Wizard of Oz protagonist Dorothy captures the shock of her post-tornado world in the memorable line, “Toto, I’ve a feeling we’re not in Kansas anymore.” Ex-Apple retail wizard Ron Johnson, now CEO of JC Penney (JCP), must be saying “I’m not in Cupertino, California [Apple’s headquarters] anymore” as he discovers the challenges of transforming his new employer’s retail stores.
The first head has already been chopped: merchandising and marketing leader Michael Francis left JCP after less than a year on the job. We’ll now see if Johnson, who created the “shabby chic” value promise at Target and the stellar shopping and learning experience at Apple, has the chops to fix a troubled company in a category with excess supply.
I thought Johnson had a great idea – reinvent the department store, which had offered wonderful shopping experiences when local high-end stores dominated the retail scene. An afternoon in Washington D.C’s Garfield’s or in Chicago’s Marshall Fields was a true pleasure. But that was before retail stores consolidated into national chains and now every large city offers the same chains, copycat merchandise and brands, and the same store experience.

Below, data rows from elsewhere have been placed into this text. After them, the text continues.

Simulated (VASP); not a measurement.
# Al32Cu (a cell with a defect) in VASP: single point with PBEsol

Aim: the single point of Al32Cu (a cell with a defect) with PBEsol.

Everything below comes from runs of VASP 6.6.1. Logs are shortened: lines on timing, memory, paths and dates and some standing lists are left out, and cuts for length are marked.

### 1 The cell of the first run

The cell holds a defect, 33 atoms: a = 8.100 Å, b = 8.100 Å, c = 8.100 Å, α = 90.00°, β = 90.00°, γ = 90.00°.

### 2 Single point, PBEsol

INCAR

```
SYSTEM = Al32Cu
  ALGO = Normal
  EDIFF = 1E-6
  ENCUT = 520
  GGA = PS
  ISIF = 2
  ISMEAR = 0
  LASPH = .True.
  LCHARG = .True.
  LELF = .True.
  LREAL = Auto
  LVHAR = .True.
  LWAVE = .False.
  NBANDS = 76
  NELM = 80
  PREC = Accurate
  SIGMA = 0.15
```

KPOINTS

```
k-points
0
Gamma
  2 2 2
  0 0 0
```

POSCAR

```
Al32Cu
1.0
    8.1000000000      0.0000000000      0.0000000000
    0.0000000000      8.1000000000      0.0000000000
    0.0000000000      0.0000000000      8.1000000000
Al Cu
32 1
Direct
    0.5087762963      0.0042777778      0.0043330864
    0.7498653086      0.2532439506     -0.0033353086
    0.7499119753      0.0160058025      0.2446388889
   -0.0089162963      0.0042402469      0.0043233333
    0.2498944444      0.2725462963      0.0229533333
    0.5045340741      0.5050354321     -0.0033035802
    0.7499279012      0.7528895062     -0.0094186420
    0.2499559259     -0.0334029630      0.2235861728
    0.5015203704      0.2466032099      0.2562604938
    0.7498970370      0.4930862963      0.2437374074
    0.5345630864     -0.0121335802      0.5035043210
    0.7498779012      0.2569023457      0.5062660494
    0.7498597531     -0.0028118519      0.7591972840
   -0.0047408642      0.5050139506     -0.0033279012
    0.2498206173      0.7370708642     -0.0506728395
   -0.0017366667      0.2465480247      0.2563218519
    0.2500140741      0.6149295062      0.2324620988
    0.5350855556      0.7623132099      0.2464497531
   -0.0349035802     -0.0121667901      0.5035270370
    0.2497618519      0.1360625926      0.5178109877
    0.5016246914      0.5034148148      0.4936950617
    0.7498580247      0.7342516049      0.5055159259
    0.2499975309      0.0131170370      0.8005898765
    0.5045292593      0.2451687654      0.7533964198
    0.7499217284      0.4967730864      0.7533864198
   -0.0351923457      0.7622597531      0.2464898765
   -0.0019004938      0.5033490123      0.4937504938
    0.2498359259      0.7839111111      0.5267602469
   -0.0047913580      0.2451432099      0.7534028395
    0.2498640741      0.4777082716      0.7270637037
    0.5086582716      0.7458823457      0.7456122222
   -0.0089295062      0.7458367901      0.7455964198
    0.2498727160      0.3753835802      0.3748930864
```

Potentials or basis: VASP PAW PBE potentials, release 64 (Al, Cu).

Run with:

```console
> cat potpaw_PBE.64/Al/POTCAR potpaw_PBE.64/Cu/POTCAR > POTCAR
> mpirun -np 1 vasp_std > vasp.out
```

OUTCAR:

Johnson’s vision was to transform JCP into Main Street — a collection of boutique-like stores within a store, built around compelling and differentiated brands with events and experiences to attract families and shoppers. (Best Buy, are you listening?) One way to pay for the in-store extras was to wean Penny’s off its endless “coupon-based discounting,” which is costly on all kinds of levels: high campaign costs, lower average selling prices and higher operations costs due to more variable demand, and constant re-pricing of merchandise.
Johnson and Francis’s mistake was to start the transformation process by changing pricing tactics. They largely eliminated day-long or weekend-long discounts, replacing them with month-long discounted pricing and significantly reducing shorter-term pricing promotions and advertising behind them.
This move was a mistake on two levels. First, they didn’t learn from history. Macy’s tried to eliminate intense coupons but no other chains followed their lead, so the tactic failed. Second, business model thinking should have informed the dynamic duo with Target roots that pricing changes are only effective if the customer perceives a difference in value.
All customers buy on value, which is the gap in their mind between benefits and costs. The benefits and costs can be tangible (price paid) or intangible (the emotional thrill of finding a deal). All that matters is what the customer thinks, not what the seller advertises. And customers’ value calculations need not be rationale. In fact, the calculation is often unconscious, a process to which we then add after-the-fact rationalizations.
When customers see no difference between JC Penney, Kohl’s, Walmart, Sears, and Target, for example, highest value is driven solely by price. Consumers interpreted the elimination of coupons and sales by JCP as meaning the stores were charging higher prices (even if they were not). That reduced traffic in the aisles. And since JCP did not change its merchandise or shopping experience, there was nothing to draw in new customers. Result? Revenue shortfalls.
Harvey Briggs, a creative marketing talent who writes the “My View From the Shore” blog, said it well, “Making their sales events a month long and promoting them less won’t suddenly have consumers breaking down the doors. If the advertising doesn’t make the cash register ring on the first weekend of the month, it won’t magically become effective on the last.”
Johnson needed to first change the offering. Create a compelling and hard-to-copy value promise to his target market and then align everything to deliver on that value promise. Since coupons are what currently draws people to shop, he needed to find a replacement “draw” that would be even more compelling. The opportunity is there since most women have grown to hate managing coupons and only do so to avoid being duped into paying a higher price than necessary.
I wonder what drew Johnson into revealing his entire store strategy publicly before experimenting with different store concepts in one location or even in a virtual world? Apple kept its new store under wraps until Johnson and CEO Steve Jobs felt the designed experience was just right. Perhaps Johnson’s past success created a belief that he could easily change everything about soft goods retail. What a mistake! Shoppers are too fickle to ever believe you can have the entire answer before you start a transformation. Johnson should have known that experimentation and learning is mandatory in today’s intensely competitive and commoditized retail environment.